Modern Monetary Theory (MMT)

Simply put, MMT is the idea that for a country that issues government debt in its own currency budget deficits don’t matter.   The government can simply print more money if it wants to spend more than it collects in taxes.

Although the theory has been around for a while (the first Google result I got was a critical opinion piece from almost a decade ago), it’s been revived recently by “progressive” Democrats arguing for dramatically increasing social welfare spending.  For them, the answer to the question “What about the Federal deficit?,”  is “MMT,” the government can always issue more debt/print more money.

MMT reminds me a bit of Modern Portfolio Theory (MPT), which was crafted in the 1970s and “proved” that the wild gyrations going on in world stock markets in the late 1960s and the first half of the 1970s were impossible.

 

Four issues come to mind:

–20th century economic history–the UK, Greece, Italy, Korea, Thailand, Malaysia, lots of Latin America…   demonstrates that really bad things happen once government debt gets to the level where investors begin to suspect they won’t be repaid in full.

This has already happened three times in the US: during the Carter administration, when Washington was forced to issue Treasury bonds denominated in foreign currency; during the government debt crisis of 1987, which caused a bond market collapse that triggered, in turn, the Black Monday stock market swoon a few months later; and during the Great Bond Massacre of 1993-94.

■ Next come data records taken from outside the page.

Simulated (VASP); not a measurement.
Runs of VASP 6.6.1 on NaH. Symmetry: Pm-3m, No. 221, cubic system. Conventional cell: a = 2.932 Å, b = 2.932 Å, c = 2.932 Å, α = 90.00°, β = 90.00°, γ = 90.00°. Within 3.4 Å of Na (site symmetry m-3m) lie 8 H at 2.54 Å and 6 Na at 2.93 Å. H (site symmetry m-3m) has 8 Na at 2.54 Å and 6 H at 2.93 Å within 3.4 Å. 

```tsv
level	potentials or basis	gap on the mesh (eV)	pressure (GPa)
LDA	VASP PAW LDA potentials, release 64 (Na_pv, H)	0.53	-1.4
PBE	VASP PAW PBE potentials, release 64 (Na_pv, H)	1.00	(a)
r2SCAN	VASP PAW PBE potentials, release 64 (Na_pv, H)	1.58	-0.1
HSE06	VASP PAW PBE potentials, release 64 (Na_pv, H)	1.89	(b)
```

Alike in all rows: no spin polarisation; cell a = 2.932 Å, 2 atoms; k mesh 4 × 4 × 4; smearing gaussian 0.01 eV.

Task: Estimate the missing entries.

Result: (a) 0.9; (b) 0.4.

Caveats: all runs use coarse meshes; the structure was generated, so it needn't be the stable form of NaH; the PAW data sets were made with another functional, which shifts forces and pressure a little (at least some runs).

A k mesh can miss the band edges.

In other words, as with MPT, the briefest glance outside through an ivory tower window would show the theory doesn’t describe reality very well

–the traditional case for gold–and, lately, for cryptocurrencies–is to hedge against the government tendency to repay debt in inflation-debased currency.  In other words, every investor’s checklist includes guarding against print-more-money governments

–excessive spending today is conventionally (and correctly, in my view) seen as leaving today’s banquet check to be picked up by one’s children or grandchildren.  In the contemporary cautionary tale of Japan, the tab in question has included massive loss of national wealth, a sharp drop in living standards and economic stagnation for a third of a century.  No wonder Japanese Millennials have a hard time dealing with their elders.

Why would the US be different?  Why are Millennial legislators, of all people, advocating this strategy?

–conventional wisdom is that the first indication that a government is losing its creditworthiness is that foreigners stop buying.  This is arguably not a big deal, since foreigners come and go; locals typically make up the heart of the market.  During the US bond market crisis of 1987, however, the biggest domestic bond market participants staged the buyers strike.  Something very similar happened in 1993-94.  I don’t see any reason to believe that the culture of the “bond vigilante” has disappeared.  So, in my opinion, the negative reaction to a policy of constant deficit spending in the US is likely to be severe and to come very quickly.

Issuing 100-year bonds? … the Treasury says “No, thanks.”

the suggestion

Once every three months, the Treasury Borrowing Advisory Committee, whose members come from among the designated primary Treasury bond dealers, makes a presentation to the government on the state of that market.  In the most recent meeting, earlier this week, the TBAC suggested that the Treasury is missing an opportunity to sell to a potentially large segment of bond buyers–$2.4 trillion worth–by sticking with the plain-vanilla bonds it issues now.  Although the TBAC cited callable and variable-rate securities as possible new flavors, its main suggestion was that government issue longer maturity bonds.  It thinks there would be many willing buyers of even 100-year Treasuries.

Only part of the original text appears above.